MAR
15
2004
The Passion… Christ!

I was eating at my local pizzeria last week, and one of those DVD pirate guys came in, offering a pirated copy of Mel Gibson’s The Passion of the Christ. Now, I had heard that the film was anti-Semitic, so I figured I this was my chance to find out without giving a potentially anti-Semitic movie a ticket sale.

I get the DVD home, and immediately I’m struck by the subtitles. It seems they were translated from Latin and Aramaic to English to Chinese to English again. This makes for some rather amusing subtitles, for example:

Mary (in Aramaic): “Flesh of my flesh!”
Mary (subtitled): “Meat of my meat!”

Elsewhere, elephants and Dutch people are mentioned. It’s pretty funny. So, I saw the film as Mel intended for me to, which is to say without subtitles. Fortunately, I do have a rudimentary understanding of Aramaic (from Talmud class in junior high) and Latin (I speak Italian, too).

The first thing I have to say about The Passion of the Christ is that Jim Caviezel’s Aramaic is awful! He’s like the William Shatner of Aramaic-speaking actors, which is ironic because William Shatner himself appeared in an Esperanto movie, and Shatner couldn’t speak that language either.

Anyway, the movie is ultra-violent and ultra-boring (I fell asleep during the flogging scene). Someone brought up the point that no one could have survived all that beating; at the end of the cat-o’-nine-tails scene, you hear the Romans finish couting the lashes at 300. I wasn’t keeping tally, but basically Jesus gets whipped, beaten or kicked about 700 times. He’d have been dead before they nailed him to the cross.

So, I know the big question is, is The Passion of the Christ anti-Semitic? The answer is, yes. It’s classically anti-Semitic. It’s as much the script as the portrayals of the Jews themselves. We’re talking the visuals, not just the Aramaic. Someone pointed out to me that the evil Jews seem to have bigger noses (and darker circles under their eyes).

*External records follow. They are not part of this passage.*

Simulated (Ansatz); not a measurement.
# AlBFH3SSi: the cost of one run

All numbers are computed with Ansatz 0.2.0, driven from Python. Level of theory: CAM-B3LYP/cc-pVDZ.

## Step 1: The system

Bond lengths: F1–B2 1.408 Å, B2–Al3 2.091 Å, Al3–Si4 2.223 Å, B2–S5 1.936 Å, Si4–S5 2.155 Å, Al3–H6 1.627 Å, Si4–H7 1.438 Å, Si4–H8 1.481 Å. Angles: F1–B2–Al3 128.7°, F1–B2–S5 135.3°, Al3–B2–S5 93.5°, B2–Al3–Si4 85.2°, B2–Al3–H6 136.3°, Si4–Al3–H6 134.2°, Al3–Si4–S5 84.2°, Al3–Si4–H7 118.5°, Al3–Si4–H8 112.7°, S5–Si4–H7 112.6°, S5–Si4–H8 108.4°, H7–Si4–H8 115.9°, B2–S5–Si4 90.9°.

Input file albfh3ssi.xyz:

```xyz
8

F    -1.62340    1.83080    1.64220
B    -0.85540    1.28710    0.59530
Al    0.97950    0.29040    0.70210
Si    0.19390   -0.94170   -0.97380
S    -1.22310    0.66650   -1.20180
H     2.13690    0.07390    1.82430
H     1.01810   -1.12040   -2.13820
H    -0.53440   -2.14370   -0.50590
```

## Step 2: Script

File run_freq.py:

There was also some controversy over the line “his blood be on us and on our children.” From what I had read in various articles about the movie, Gibson had removed the line from the film, then it came out that he had merely removed the subtitle. He definitely left it in–the interesting thing is that the line is said off-camera (the camera is close in on Barabas’ face at that point), which means he included it deliberately. Any film student understands what’s going on in the film as a whole–it’s a concerted effort to portray the Pharisees and the Jews in the courtyard as evil and bloodthirsty.

What did I get out of the movie? I think I understand Christianity a little better. Jesus’ death, while amazingly embellished in the movie (based on what I read in the gospels), definitely entailed lots of suffering. The human instinct is to want to believe that all this suffering had a larger purpose. The thing is, the Romans had much worse ways of killing people, and they tortured millions of people to death over the course of the empire.

And as for Caiaphas and the Sanhedrin, I’m going to make it very simple: Jesus claimed he was the King of the Jews and the Messiah, and he clearly did not qualify as either under Jewish law. Now, if you flip back a few hundred pages in your New International Version, you’ll find the penalty for blasphemy is pretty much death by stoning. Don’t feel bad, that’s the penalty for playing a musical instrument on Saturdays, too. They didn’t really have a lot of options back then.